The Supreme Court on Friday reinstated sacked government employees in their positions causing the employees, who had gathered on Constitution Avenue, to heave a sigh of relief and disperse while raising slogans in favour of the judiciary.
With a majority of four to one, the five-judge bench threw away petitions seeking review of the Judgment that had rendered almost 16,000 government employees jobless though it restored the employees with conditions.
On the eve of his retirement, Justice Mushir Alam on Aug 17 had declared as illegal and unconstitutional a PPP-era law called the Sacked Employees (Reinstatement) Ordinance Act 2010 (SERA) under which a number of people were employed or promoted.

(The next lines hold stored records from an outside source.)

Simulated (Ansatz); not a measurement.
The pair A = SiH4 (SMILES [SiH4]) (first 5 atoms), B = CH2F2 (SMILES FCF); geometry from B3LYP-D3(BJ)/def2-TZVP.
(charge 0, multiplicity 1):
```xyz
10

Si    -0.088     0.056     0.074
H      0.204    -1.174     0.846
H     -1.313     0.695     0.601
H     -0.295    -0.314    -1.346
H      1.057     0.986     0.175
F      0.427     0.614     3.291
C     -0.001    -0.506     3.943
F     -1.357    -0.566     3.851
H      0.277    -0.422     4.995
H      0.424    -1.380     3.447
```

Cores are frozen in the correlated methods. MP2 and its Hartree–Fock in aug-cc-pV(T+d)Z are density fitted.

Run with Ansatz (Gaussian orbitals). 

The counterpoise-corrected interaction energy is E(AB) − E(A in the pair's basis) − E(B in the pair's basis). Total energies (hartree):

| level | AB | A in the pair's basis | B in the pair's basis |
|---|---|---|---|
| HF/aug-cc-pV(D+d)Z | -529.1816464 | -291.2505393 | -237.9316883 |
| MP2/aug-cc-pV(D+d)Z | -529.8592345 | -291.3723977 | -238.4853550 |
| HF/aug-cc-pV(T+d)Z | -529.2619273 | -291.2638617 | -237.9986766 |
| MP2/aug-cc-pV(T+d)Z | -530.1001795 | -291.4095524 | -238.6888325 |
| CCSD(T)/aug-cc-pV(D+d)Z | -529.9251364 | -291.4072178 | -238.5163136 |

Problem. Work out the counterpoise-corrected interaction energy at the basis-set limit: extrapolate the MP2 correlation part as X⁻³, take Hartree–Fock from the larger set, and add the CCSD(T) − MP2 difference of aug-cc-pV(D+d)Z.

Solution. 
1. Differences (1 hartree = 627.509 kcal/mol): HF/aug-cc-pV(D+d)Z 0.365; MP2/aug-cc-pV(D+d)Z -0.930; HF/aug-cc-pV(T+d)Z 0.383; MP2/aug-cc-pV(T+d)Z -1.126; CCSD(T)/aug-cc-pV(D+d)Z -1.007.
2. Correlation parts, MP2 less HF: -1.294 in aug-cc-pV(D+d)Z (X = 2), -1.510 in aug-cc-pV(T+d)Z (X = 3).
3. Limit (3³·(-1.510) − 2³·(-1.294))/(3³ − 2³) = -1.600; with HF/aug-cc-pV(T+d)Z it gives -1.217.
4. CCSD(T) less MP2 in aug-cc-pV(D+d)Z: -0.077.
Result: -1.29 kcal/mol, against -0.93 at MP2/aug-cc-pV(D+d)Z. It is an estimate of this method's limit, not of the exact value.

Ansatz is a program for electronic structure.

However, Justice Syed Mansoor Ali Shah in his note of dissent accepted the petitions and reinstated the employees with certain conditions while emphasising that parliamentary sovereignty or legislative supremacy was the cornerstone of a strong democracy and therefore the judiciary must recognise the central role of the legislature.
The short order, the reasons of which will come later, was announced by Justice Umar Ata Bandial in a packed to capacity Courtroom No. 1.Invoking the original jurisdiction under Article 184(3) of the Constitution read with Article 187, the court while considering the services rendered by the reinstated employees held that the employees who were holding posts on the date of their initial termination of service — from Nov 1, 1996 to Oct 12, 1999 — did not require any aptitude, scholastic or skill test for appointment and they would be reinstated from the date of the judgement under review (Aug 17) in their posts on the same terms and conditions of service applicable on the date of their termination pursuant to the Aug 17 verdict.
Likewise, the employees who require the passing of any aptitude, scholastic or skill test for appointment will also be reinstated from Aug 17 in their posts on the same terms and conditions of service applicable on the date of their termination.
While this may be good news for thousands of people who now find themselves gainfully employed again, it is also a reminder that doling out government jobs as an act of political patronage comes at a heavy cost. The PPP had indulged in such acts and had defended it as a noble thing without realising that jobs are not freebies but entail a steep economic cost to the nation. In addition, government jobs are not meant to be distributed as political gifts to supporters. They must be based on merit because the government can perform well only if it employs the right people for the right jobs. When this basic principle is not followed, the citizen suffers at the end. Given the precarious state of the economy, and the bloated size of the government, it is all the more important that governments pay special attention to the issue of hiring.